Thursday, February 11, 2010

Meyer Lemon Sorbet

When life gives you lemons.............Make lemonade SORBET.
Often used as a palate cleanser between courses, this light sweet citrus sorbet is also great for snackin'.

Tips & Tricks

* Add the lemon zest to the water and sugar right away to get the full flavor potential of the zest

* If you don't like bits and pieces in your sorbet (I know I don't) still add your zest into the water and sugar, but strain it out before you mix in the lemon juice.

*If you do like all those bits and pieces in your sorbet don't strain the lemon juice, just make sure to get out all the seeds.

*You don't need to bring the sugar and water to a boil like normal simple syrup. When it turns clear it is ready.

*If you are squeezing lemons by hand, use a fork! Stick it right in the middle of the cut end for some leverage.

* When life gives you lemons, and you make sorbet, but are still wanting lemonade, dissolve a spoon full or two in a cup of water and enjoy!
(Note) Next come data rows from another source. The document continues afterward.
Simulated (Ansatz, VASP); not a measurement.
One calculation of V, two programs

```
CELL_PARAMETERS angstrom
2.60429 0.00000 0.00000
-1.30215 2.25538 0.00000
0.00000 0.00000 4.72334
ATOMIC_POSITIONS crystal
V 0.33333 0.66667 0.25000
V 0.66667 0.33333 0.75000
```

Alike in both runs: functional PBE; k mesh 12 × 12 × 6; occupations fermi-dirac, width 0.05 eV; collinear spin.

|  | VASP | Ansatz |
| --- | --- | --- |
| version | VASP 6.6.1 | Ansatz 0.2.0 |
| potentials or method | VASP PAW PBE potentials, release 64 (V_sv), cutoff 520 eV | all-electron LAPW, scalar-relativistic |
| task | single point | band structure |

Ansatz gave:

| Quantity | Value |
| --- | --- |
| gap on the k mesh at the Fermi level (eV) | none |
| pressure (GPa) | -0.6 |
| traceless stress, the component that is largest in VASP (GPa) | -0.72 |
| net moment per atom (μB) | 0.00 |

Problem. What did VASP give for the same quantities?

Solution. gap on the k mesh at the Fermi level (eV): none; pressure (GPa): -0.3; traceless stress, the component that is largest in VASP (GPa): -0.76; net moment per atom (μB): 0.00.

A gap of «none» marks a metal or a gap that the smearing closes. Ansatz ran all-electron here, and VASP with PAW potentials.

*Don't throw away those juiced lemon ends just yet! Clean them out more, take a little slice off the bottom so they stand up right, and freeze them for a cute little 'lemon cup'. Make sure there is no holes for when it starts to melt. *You can also use a whole lemon if you take the top off, hallow it out, and freeze them, then you can use the top as a little lid. Who wouldn't like that super cute presentation!

Meyer Lemon Sorbet

recipe from

1 cup sugar
1 cup water
1 cup freshly squeezed juice from meyer lemons (about 3-4 lemons)
2 teaspoons fine lemon zest

1 In a small saucepan on medium high heat, make a simple syrup by heating sugar and water until the sugar has completely dissolved. Remove from heat and let cool. Mix in the lemon juice and zest. Chill, either in the refrigerator, or by placing in a metal bowl over an ice bath.

2 Once the mixture has thoroughly chilled, freeze in your ice cream maker according to the manufacturer's instructions. If you don't have an ice cream maker, you can pour the mixture into a shallow pan and freeze in your freezer until semi-solid. Then take a fork and fluff it up, returning it the the freezer to freeze firm. Then put in a food-processor or blender to process until smooth.

Place sorbet in an airtight container and freeze until ready to serve.

3 Scoop out preferably with a melon-baller. Garnish with mint. Makes 2 1/2 cups.